If you're not sure what a participle is, read on; then if you still want to know more, go
and check them out on our new web site for KS3 English teachers. More on that
below. But first, what are participles and - more importantly - why should you bother
with them?

Participles are forms of a verb that can be used rather like adjectives. Here are two
examples:
        The propellor was turning in the wind.
        The propellor was damaged by the wind.
The verbs "turning" and "damaged" are participles, so you can replace them with an
adjective:
        The propellor was loose.
The Romans called them "participles" because they "participated" in the
characteristics of adjectives as well as verbs. (Not a very good name, you say. Ok, we
agree, but it does make some sense.)

Why do they matter at KS3? Because they're one of the growth-points of writing at
that stage. Not in examples like the ones above - every five-year old uses these all the
time - but in more complex sentences like these:
        The girls selected for the team were all tall.
        The girl running down the road fell over.
        Running down the road she fell over.
        Her hair flying behind her, she ran down the road.
Notice how you could expand each of these into a full clause with a finite verb:
        The girls who were selected for the team were all tall.
        The girl who were running down the road fell over.
        When she was running down the road she fell over.
        While her hair was flying behind her, she ran down the road.

In all these examples the participle is in a slimmed-down subordinate clause which
makes the full version look rather clumsy. The reduction is possible because the
participle itself shows that its clause is a subordinate clause so there's no need for any
other signal such as "who" or "when". As the Romans saw, the participle does two
jobs at the same time. Very efficient - a nice bit of grammar design.

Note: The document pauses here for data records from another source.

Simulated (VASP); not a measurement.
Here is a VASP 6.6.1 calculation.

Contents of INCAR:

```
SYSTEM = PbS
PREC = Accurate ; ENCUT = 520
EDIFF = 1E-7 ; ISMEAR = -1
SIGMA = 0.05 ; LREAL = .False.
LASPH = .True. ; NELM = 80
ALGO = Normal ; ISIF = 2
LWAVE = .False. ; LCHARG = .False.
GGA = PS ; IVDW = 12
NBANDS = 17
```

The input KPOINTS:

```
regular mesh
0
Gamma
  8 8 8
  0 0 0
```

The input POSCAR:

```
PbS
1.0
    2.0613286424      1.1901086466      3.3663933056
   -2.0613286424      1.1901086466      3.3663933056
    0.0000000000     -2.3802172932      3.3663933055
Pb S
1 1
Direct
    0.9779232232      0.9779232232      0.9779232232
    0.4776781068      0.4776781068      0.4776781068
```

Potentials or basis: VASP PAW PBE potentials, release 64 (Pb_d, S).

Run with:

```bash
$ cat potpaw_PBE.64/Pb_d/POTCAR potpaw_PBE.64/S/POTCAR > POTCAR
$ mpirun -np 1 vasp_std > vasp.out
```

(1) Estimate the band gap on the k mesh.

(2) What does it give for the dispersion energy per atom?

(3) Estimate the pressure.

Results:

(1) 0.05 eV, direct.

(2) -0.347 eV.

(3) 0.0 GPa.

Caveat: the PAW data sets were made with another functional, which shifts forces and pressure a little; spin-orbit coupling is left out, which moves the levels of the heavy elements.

Participle (or participial) clauses are the next stop on the road to writer-dom (after
finite subordinate clauses, which follow co-ordinate clauses, which follow separate
simple sentences). The fact is that most Year 7 pupils hardly ever use them, except the
most ambitious writers who are already experimenting and will be using them like old
hands by Year 9. Our role is to encourage everyone to do the same.


And the web site? This explains technical terms such as 'participle' and helps you to
see them as tools to be developed at KS3. The glossary gives a quick (and official)
thumb-nail sketch, and the separate units give more explanation and detail, as well as
examples of pupil writing, suggestions for teaching and some self-test exercises. Try it
- http://www.phon.ucl.ac.uk/home/dick/tta/KS3.htm.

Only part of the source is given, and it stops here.